What Are You Giving Yourself—and Others—This Christmas?
Last week, I gave myself an early Christmas gift: a trip to New Mexico to photograph the crane migration at Bosque de Apache near Socorro, NM. Of course, being in the middle of December was inconvenient. My first thought was, I can’t possibly go then; I have too much to do for Christmas. And then I stopped in my tracks. I am widow with no children, no family commitments, and no puppy to care for… I can go.
As I stood in the stillness of the New Mexico desert, camera in hand, watching flocks of birds take flight against the morning light, I felt a rare kind of peace. I had given myself a gift of time, beauty, and the freedom to do something I loved. For a few moments, I was one with nature and the beauty of creation.

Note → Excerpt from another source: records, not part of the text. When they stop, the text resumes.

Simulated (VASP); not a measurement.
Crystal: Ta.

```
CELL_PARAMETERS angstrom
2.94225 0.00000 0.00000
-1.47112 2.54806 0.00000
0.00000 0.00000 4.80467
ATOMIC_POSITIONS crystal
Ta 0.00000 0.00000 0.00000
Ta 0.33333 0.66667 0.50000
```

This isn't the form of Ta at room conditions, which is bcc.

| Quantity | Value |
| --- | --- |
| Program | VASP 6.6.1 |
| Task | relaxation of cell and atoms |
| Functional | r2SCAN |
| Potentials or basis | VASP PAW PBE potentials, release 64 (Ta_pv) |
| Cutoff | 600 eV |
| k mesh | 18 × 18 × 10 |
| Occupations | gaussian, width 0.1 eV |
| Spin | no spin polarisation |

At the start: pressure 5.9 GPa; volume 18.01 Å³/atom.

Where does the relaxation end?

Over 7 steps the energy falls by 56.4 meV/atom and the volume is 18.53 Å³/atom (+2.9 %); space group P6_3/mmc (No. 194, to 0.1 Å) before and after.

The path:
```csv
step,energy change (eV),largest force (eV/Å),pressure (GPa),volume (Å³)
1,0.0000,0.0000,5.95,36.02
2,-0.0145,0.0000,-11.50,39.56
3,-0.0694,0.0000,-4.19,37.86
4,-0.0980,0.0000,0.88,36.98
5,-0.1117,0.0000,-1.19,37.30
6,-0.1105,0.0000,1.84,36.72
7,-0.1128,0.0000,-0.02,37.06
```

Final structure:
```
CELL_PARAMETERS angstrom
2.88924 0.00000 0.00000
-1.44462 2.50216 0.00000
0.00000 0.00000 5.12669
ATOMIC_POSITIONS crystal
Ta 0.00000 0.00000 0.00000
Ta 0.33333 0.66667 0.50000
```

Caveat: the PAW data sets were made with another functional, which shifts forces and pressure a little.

It’s not often we think about giving ourselves gifts during the holidays. But why not? The season is filled with giving to others—planning, hosting, and accommodating family and friends. Too often, we leave ourselves out of the equation.
That thought has stayed with me, especially as I remember a moment from a few years ago that surprised me. My sister-in-law called one December and asked, “What do you want for Christmas?” I burst into tears. No one had asked me that question since my husband, Paul, passed away. That simple question, that small act of being remembered, meant everything to me. I will never forget that phone call as a precious holiday gift. I can’t remember what they gave me, but I will never forget that I was asked and how that made me feel.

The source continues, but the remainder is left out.